Austin’s The Whiskey Shivers call themselves "a freewheelin', trashgrassin' folk tornado." Since forming in 2009, when stand-up bassist Andrew VanVoorhees answered a Craigslist ad from a man named Bob (frontman and fiddler) looking to form a bluegrass band, Whiskey Shivers have been tirelessly honing their string-based stomp sound from coast to coast. Current had a chance to catch up with the band’s banjo-man James Bookert in anticipation of their show at The Ark.
Current: Your current tour is taking you to a variety of venues—burger joints and BQQs, townie bars, festival grounds, sit-down venues like The Ark, a winery. Do you have a preferred type of venue to play? And be honest (I don't think they serve whiskey at wineries).

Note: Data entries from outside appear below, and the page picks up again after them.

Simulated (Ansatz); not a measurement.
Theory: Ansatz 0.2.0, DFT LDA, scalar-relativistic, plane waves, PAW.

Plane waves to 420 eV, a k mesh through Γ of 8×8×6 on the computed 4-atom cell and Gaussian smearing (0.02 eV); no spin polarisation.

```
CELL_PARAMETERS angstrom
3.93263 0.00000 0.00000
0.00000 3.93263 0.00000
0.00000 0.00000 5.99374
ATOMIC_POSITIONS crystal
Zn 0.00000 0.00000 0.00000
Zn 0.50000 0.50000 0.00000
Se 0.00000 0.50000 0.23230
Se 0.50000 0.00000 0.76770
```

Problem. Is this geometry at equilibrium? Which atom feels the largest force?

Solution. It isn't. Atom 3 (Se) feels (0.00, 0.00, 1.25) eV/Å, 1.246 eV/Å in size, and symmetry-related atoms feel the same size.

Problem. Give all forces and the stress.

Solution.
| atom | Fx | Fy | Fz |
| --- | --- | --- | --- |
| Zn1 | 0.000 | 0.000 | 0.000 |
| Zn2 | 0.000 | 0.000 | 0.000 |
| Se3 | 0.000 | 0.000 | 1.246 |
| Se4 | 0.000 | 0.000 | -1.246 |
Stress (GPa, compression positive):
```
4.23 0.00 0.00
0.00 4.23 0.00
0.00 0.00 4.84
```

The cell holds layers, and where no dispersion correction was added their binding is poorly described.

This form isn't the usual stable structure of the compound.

James Bookert: That’s a great question. A while back, I think we’d have all said rowdy bar shows were our favorite. But I think that’s changed in a way. One of our favorite shows on tour was in Jersey at a place called The Lizzie Rose, which I definitely expected to be a rowdy bar, but instead was this quaint little house next to a bike shop, with about a 50 person capacity, the majority of whom were 60+, and it was awesome! I’ve never seen 80 year old women chair-dance like that!
So, that said, I don’t think that there’s necessarily a favorite type of venue anymore. It’s probably as fun to meet people at a rowdy rock show as it is to meet a 90 year old couple who love bluegrass and saw Flatt & Scruggs play the first time they came through their town.
Your studio albums capture the energy of your live shows pretty well. Is studio time more welcome after a long road trip, or is a long road trip more welcome after a time in the studio?
I think it goes both ways. I think we were all itching to get on the road after the record was complete and share these songs, because we’re really proud of them you know? But at the same time, we have these new song ideas we’re kicking around that we’ve been recording as we go along the road and have time to jam with each other. So it’ll definitely be good to work some of that stuff out in the studio.
I imagine the writing process is a good time for you guys. Where does it land on the serious-to-silly spectrum?
Oh man, literally anywhere and everywhere in between. The fun part is there’s really no bad ideas, and it’s super democratic. For instance we have a song called “Hot Party Dads,” that came from me being super uncomfortable around all the macho dudes at a University of Texas tailgate party and just screaming into the mic, “where’s all the hot dads?” between songs.
Do you prefer to perform your freshly written songs over the old ones?
I like ‘em all. I don’t think there’s any songs I’m tired of playing. On this tour, we’re playing mostly stuff off the new record, but we throw in some old ones and some even older traditional ones. And occasionally, upon request, we’ll play some super old songs that we just barely remember, which is always fun.
Do the old songs get jealous?
Yes. They tell me so in my dreams.
Set the scene of the first time you got together and played. Where? What song did you jam on? Who's call was it?
Well, Bobby and Andrew met on Craigslist. Andrew had an ad calling himself the best bass player in Austin when he got a message from Bob Fitzgerald, who Andrew thought was going to be some old random fiddle player, because his name just sounds old. In any case, they started jamming with our good friend Marcus Haddon (of the awesome local band Shivery Shakes), playing “Rollin’ in My Sweet Baby’s Arms”—during which Marcus knocked an entire shelf of photographs and knickknacks on to the ground.
My favorite part of the story is that Bobby insisted it was a band when nobody else was taking it too seriously.
I think of performing cover songs as sort of a public service, like offering some fundamental human right—nostalgia. Playing old standards like "Rollin' in My Sweet Baby's Arms," "Old Home Place," and "Shady Grove" is like a universal provision. Can you talk a little bit about playing cover songs and what they mean to you.
Well, they’re songs we know and love. I think anyone who plays most any instrument sat in their room for hours on end learning songs note by note. I remember learning Green Day and Nirvana records, and I feel like it’s just an extension of that.
Personally, I think it’s important to preserve traditional bluegrass tunes and present them to audiences who may not have heard them before. Kind of a fun way to pay homage to our heroes and hopefully function as somewhat of a “gateway band” to some of those greats. Because, I think that a lot of people have a deep love for bluegrass, but really just don’t know it quit yet.